Data Preprocessing

This part of the package provides a simple set of preprocessing utilities.

Data Normalization


Normalizes each column of X to zero mean and one standard deviation. Output normalized matrix X with extracted column-wise means and standard deviations.

using SALSA

mapstd([0 1; -1 2]) # --> ([0.707107  -0.707107; -0.707107   0.707107], [-0.5  1.5], [0.707107 0.707107])
mapstd(X, mean, std)

Normalizes each column of A to the specified column-wise mean and std. Output normalized matrix X.

using SALSA

mapstd([0 1; -1 2], [-0.5  1.5], [0.707107 0.707107]) # --> [0.707107  -0.707107; -0.707107   0.707107]

Sparse Data Preparation

make_sparse(tuples[, sizes, delim])

Creates SparseMatrixCSC object from matrix of tuples Matrix{ASCIIString} containing index:value pairs. The index and value pair can be separated by delim character, e.g. :. The user can optionally specify final dimensions of the SparseMatrixCSC object as sizes tuple.

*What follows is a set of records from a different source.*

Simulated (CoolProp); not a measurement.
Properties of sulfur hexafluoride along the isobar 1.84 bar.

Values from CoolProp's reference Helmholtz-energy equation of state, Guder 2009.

  • tuples – matrix of tuples Matrix{ASCIIString} containing index:value pairs
  • sizes – optional tuple of final dimensions, e.g. (100000,10) (empty by default)
  • delim – optional character separating index and value pair in each cell of tuples, default is ”:”

SparseMatrixCSC object.

Data Management

DelimitedFile(name, header, delim)

Creates a wrapper around any delimited file which can be passed to low-level routines, for instance pegasos_alg(). DelimitedFile will be processed in the online mode regardless of the online_pass==0 flag passed to low-level routines.

  • name – file name
  • header – flag indicating if a header is present
  • delim – delimiting character